The story of the Cortina Lotus began in 1961 when Colin Chapman commissioned Harry Mundy to design a twin-cam version of the Ford ‘Kent’ engine. Most of the development of the engine was done on the 997cc and 1,340cc Ford engine, but when in 1962 Ford released the 116E five bearing 1,499 cc engine, work centered on this. Keith Duckworth, from Cosworth, played an important part in developing the engine. The 1,499cc power unit first appeared in a production Lotus, the Elan in 1962, but it was soon replaced with a larger capacity 1,557cc unit. This was in order to get the car closer to the 1.6-litre capacity class in motorsport. While the engine was being developed, Walter Hayes of Ford asked Colin Chapman if he would fit the engine into 1,000 Ford saloons (sedans) for Group 2 homologation.

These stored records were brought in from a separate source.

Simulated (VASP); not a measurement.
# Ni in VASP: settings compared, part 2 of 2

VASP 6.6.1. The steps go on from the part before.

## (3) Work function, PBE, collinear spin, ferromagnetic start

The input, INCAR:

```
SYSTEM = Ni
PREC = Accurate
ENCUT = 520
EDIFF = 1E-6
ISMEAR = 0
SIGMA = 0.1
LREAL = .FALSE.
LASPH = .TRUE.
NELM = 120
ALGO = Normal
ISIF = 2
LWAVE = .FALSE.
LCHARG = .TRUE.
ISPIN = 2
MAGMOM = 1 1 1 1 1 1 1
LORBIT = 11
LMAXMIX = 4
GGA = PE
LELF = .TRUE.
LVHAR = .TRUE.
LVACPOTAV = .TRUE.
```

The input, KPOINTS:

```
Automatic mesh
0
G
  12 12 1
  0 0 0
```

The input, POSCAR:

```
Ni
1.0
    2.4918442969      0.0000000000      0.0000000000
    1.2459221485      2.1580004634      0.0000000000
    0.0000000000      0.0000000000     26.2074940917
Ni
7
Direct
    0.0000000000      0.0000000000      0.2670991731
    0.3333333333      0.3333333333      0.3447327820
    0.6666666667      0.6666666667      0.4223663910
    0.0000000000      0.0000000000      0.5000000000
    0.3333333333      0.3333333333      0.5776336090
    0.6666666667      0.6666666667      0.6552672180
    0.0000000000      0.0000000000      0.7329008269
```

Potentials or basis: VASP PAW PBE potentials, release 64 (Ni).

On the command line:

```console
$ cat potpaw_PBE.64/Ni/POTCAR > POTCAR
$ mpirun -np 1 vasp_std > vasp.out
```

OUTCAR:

Chapman quickly accepted, and the Lotus Type 28 or Lotus Cortina or Cortina Lotus (as Ford liked to call it) was launched in 1963. Ford supplied the 2-door Cortina bodyshells and took care of all the marketing and selling of the cars, whilst Lotus did all the mechanical and cosmetic changes. The major changes involved installing the 1,558cc engine, together with the same close-ratio gearbox as the Elan. The rear suspension was drastically altered and lightweight alloy panels were used for doors, bonnet (hood) and boot (trunk). Lightweight casings were fitted to gearbox and differential.
All the Lotus factory cars were painted white with a green stripe (although Ford built some for racing in red, and one customer had a dark blue stripe due to being superstitious about green). The cars also received front quarter bumpers and round Lotus badges were fitted to rear wings and to the radiator grille. Ford wanted to change a few things on the Lotus version of the new Mk2 Cortina that was to be launched in 1966. The Mk1 had done all and more than they could expect in competition, but the public linked its competition wins with Lotus and its bad points with Ford.
Ford still wanted to build a Mk2 Lotus and compete with it, but Lotus were fully occupied with their move from Cheshunt to Hethel, so a decision was made at Ford that to continue with production themselves. To make the car more cost effective they would make the car at Dagenham, alongside the other Cortinas. So that it could be made alongside Mk2 GT production, The Mk2 needed to be easier to build than the Mk1 and was pretty much a GT with not much more than a different engine and suspension. The Lotus edition of the Mk2 took a while to appear, first appearing in 1967. The only cosmetic changes made from the GT were a black front grille, 5.5×13 steel wheels (The Mk2 was a wider car than the Mk1, so although they looked the same, the steel wheels had a different offset so as not to upset the tracking, and radial tyres were now standard) and Lotus badges on rear wings and by the rear number plate. Only a few months after production started, the Lotus badge on the rear panel was cancelled and a new TWIN CAM badge was fitted under the Cortina script on the boot lid. Unlike the Mk1, the Mk2 was also made in left hand drive from the start of production.
The Mk2 Cortina Lotus also gained an improved and more powerful (109bhp) engine, the gearbox remained the same but the car now used the Mk2 GT remote-control gearchange. Another attraction was the larger fuel tank. The spare wheel could now be mounted in its wheel well, but the battery remained in the boot to aid weight distribution. The only real difference to the engine bay was the air cleaner mounted on top of the engine. The interior was almost identical to a GT, and the Mk2 did exactly what Ford wanted, it was far more reliable whilst still quick enough to be used in competition, until it was replaced by the Escort Twin Cam. The Mk2 Lotus Cortina stayed in production until 1970. In 1967, the works Lotus race team ran a pair of Mk2 Cortinas in the British Saloon Car Championship.
Driven by F1 drivers Graham Hill, Jacky Ickx and Paul Hawkins, the cars ran with a special fuel-injected engine and were always spectacular. The 1967 Lotus-Cortina Mk2 racecar on display this month was built up from a genuine Lotus Cortina street car by Denver based race team 3R in 1998 and is raced by owner and Lotus expert William Taylor in local Vintage race events when time permits. The fully developed and lightened car develops around 175bhp from its full-race engine.